* State seeks enforced acquisition of MCC's Erdenet stake
* Mongolia's administrative court rules move illegal
* Government expected to appeal
LONDON/ULAANBAATAR, May 2 (Reuters) - Mongolian Copper Corporation (MCC) is considering international arbitration ahead of an expected government appeal against a court ruling the state's attempt to buy MCC's stake in one of Asia's biggest copper mines is illegal, the company said.
The corporation has been fighting for more than a year to stave off the Mongolian government's push to gain full control of the Erdenet mine by buying MCC's 49 percent holding for about $400 million.
The battle is being watched closely by international investors who are hoping that Mongolia's copper potential can help to meet increasing demand linked to electric vehicles and electrification across the globe.
In the latest in a series of court hearings, Mongolia's administrative court on Monday said that the government had no legal right to take over the Erdenet shares without any formal engagement with MCC.
MCC Chairman Munkhbaatar Myagmar issued a statement on Wednesday, saying the government had broken bilateral investment treaties as well as domestic laws.
"MCC is taking legal advice on commencing possible international arbitration proceedings," the statement said.
A government spokesman referred to a constitutional court ruling in February that found MCC never had the right to the 49 percent stake.
"The administrative court's decision cannot challenge or deny the constitutional court's ruling," he told Reuters.
MCC said it expects the government to appeal against Monday's decision and the case could return to the supreme court.
MCC purchased the Erdenet mine from Russia in 2016 with the approval of then prime minister Chimed Saikhanbileg, though parliament says it never endorsed the sale.
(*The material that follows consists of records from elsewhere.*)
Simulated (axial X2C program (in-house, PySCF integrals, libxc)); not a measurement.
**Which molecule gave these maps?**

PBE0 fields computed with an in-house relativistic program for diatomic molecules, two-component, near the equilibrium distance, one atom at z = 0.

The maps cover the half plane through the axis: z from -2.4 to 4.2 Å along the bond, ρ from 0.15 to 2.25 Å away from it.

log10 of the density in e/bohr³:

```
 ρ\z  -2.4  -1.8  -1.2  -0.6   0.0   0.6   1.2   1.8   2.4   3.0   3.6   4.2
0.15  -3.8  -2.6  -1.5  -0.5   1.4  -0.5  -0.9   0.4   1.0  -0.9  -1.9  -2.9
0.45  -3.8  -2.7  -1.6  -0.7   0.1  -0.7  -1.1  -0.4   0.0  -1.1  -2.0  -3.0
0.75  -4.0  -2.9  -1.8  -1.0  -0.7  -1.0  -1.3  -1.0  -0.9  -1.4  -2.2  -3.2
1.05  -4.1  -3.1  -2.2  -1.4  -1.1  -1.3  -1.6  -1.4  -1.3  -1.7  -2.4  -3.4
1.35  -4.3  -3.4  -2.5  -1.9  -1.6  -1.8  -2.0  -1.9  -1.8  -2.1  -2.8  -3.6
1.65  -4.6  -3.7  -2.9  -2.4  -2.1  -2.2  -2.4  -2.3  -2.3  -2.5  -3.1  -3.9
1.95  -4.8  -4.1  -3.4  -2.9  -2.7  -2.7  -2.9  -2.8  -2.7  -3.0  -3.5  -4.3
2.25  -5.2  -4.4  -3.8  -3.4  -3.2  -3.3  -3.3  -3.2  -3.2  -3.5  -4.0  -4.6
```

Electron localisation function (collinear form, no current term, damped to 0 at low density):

Erdenet is one of the region's largest copper mines, producing 530,000 tonnes of copper concentrate a year.
Mongolia's proximity to China, the world's biggest copper consumer, adds to its appeal to international investors who can provide foreign direct investment to help Mongolia to meet the terms of its IMF bailout deal.
Howevr, concerns over governance and rising resource nationalism are a deterrent, investors say. (Reporting by Barbara Lewis in London and Munkhchimeg Davaasharav in Ulaanbaatar Editing by David Goodman)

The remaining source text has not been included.